EXHIBIT 10.36
Xxxxxxx X. Xxxxxxxx, Xx.
000 Xxxx Xxxxxxx Xxxxxx
Xxxx, Xxxxxx 00000
October 10, 1996
Xx. Xxxxxxx X. Xxxxxxxxxx
President and Chief Executive Officer
Hilton Hotels Corporation
0000 Xxxxx Xxxxxx Xxxxx
Xxxxxxx Xxxxx, Xxxxxxxxxx 00000
Dear Xx. Xxxxxxxxxx:
This letter sets forth and confirms the following understandings and
agreements between myself and the Hilton Entities (defined below) respecting
the offer of termination of my contractual and business relationships with
the Hilton Entities and my offer to resign as a consultant and director of
the Hilton Entities:
1. For purposes of this letter agreement, the term (a) Hilton Entities
means Hilton Hotel Corporation and all its subsidiary corporations and its
successors and assigns: (b) Hilton Parties means Hilton Entities and their
respective officers, directors, employers, and shareholders, successors and
assigns.
2. I hereby voluntarily offer to resign any and all offices and
positions as a director which I may hold with any of the Hilton Entities, and
voluntarily offer to terminate all consulting relationships which I may have
with any of the Hilton Entities. If accepted, these resignations will be
effective as of that date.
3. Effective immediately upon your acceptance of this Letter, (a) I
will be entitled to receive, without abatement, reduction, set-off or
defense, the payments, options and other compensation listed and described on
Exhibit A hereto as and when specified therein, (b) I will be deemed and
treated as having become fully vested in the stock options specified on
Exhibit A, and all actions necessary to fully vest those options will be
deemed to have occurred. Further, you will cause the appropriate Hilton
Entities to amend the applicable stock plans and to grant me the right to
exercise all options heretofore awarded on or before April 28, 1998. In the
event that the stock plan has not been amended by December 15, 1996, then on
or before December 31, 1996 the appropriate Hilton Entities shall pay me
$3,043,912 as full payment and compensation for the options which I own and
which have not vested as of this date, without regard to options which have
already vested which I continue to hold, absolutely and
unconditionally and without being subject to any abatement, reduction,
set-off, defense or counterclaim. All payments now or hereafter owed to me by
any of the Hilton Entities are absolute and unconditional and shall be due
and payable without being subject to any abatement, reduction, set-off,
defense, or counterclaim.
4. Upon your acceptance, I will be entitled to all rights of
indemnification currently provided to any officer or director of any of the
Hilton Entities under any of the Hilton Entities' respective Articles of
Incorporation, By-Laws or Resolutions (without amendment or change).
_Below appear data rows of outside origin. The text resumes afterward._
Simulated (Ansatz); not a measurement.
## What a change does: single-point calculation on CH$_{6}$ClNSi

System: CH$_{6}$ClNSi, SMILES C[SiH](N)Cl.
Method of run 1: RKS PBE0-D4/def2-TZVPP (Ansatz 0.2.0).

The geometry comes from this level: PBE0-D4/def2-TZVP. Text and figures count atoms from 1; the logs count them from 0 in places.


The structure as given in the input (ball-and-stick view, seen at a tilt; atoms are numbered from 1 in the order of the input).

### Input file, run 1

5. Neither party will make any public statement or announcement to
anyone concerning the resignations or the termination of my relationships and
associations with the Hilton Entities except to state that I have voluntarily
offered to resign.
I hereafter will not publicly disparage or denigrate the Hilton Entities
or any of their officers or directors, and the Hilton Parties hereafter will
not publicly disparage or denigrate me, except that this does not prohibit
anyone from truthfully testifying in any proceeding.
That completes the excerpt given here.